Hello!
You can thank the recent yolk-heavy recipes for these mini cocoa pavlovas, the newest addition to my “ways to use up egg whites“ collection (previous entries include egg white brownies, egg white pastry cream, brown butter fortune cookies, strawberry pavlova). I love these guys — they boast all the textural contrasts of classic pavlova, but a good dose of bittersweet cocoa imparts keeps the sweetness in check. Pair them with tangy sour cream whip and some juicy fruit, and you’ve got yourself a winner!
The drama of a large centerpiece pavlova is undeniable, but real talk — they are a Time Commitment. Classic French meringue can take about half an hour to whip up properly, then it needs a long, slow bake typically upwards of an hour, and then an extended (i.e hours…) cooling off period in the oven to avoid collapsing and sadness.
I did not want my oven held hostage to lots of big pav tests, so I took two big short cuts for these: using Swiss meringue and making them mini. As a result, these whip up, bake, and cool in a fraction of the time it takes to make a large pavlova.
Baker’s Notes
Cracking: In my experience, pavlovas made with the Swiss method tend to crack more than ones made with the French method. I’m not sure of the exact science behind this, but I suspect it’s partially because you can beat a French meringue at a lower speed to build a structure with very small bubbles, leading to a more controlled rise in the oven. The Swiss method needs a higher whipping speed to obtain the same volume, but as a result has an irregular structure with larger bubbles more prone to creating cracks as the pavlova bakes. (I did try beating Swiss at a lower speed for longer, but never could achieve the same volume and also negated my goal to make these a relatively quick bake.)
All that to say, some cracks are normal and totally fine! As long as you can (carefully) move your pavlovas and they have nice full interiors, do not stress about them.

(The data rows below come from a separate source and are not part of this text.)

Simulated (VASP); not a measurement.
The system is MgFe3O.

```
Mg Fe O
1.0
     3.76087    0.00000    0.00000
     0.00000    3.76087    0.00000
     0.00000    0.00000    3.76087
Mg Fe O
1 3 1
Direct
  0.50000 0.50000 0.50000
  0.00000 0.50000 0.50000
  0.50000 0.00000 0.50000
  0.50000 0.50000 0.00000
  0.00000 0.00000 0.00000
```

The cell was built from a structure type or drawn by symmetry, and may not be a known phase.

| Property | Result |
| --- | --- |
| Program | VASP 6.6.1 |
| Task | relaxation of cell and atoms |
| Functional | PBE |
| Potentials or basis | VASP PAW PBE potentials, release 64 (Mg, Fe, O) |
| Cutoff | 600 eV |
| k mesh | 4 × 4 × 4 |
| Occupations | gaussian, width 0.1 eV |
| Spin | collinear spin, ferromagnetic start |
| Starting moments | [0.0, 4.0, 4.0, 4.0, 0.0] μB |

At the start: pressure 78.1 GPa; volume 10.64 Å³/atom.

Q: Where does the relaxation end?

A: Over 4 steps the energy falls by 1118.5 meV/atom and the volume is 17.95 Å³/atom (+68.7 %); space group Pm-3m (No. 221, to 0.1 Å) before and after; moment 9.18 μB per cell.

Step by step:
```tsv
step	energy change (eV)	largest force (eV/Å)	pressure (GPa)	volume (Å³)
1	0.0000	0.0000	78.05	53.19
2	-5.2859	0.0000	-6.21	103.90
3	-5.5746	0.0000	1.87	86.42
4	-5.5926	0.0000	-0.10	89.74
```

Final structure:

Oven temperature: If, however, you notice your pavlovas forming big cracks during the first 10 minutes of baking, it’s likely your oven temperature is too high. Try preheating your oven 15-20F cooler next time. Conversely, if your pavlovas still feel soft/rubbery after the 30 minute bake, your oven temperature probably runs low or your oven is losing too much heat when you load the pavlovas. I always recommend using an oven thermometer to ensure you’re baking at the proper temperature. Keeping a baking steel or stone on the shelf below the pavlovas can also keep the overall temperature more consistent throughout the bake. For reference, my oven recovers pretty quickly to 310F when I load my pavlovas, and drops to about 220F by the end of the 30 minute bake.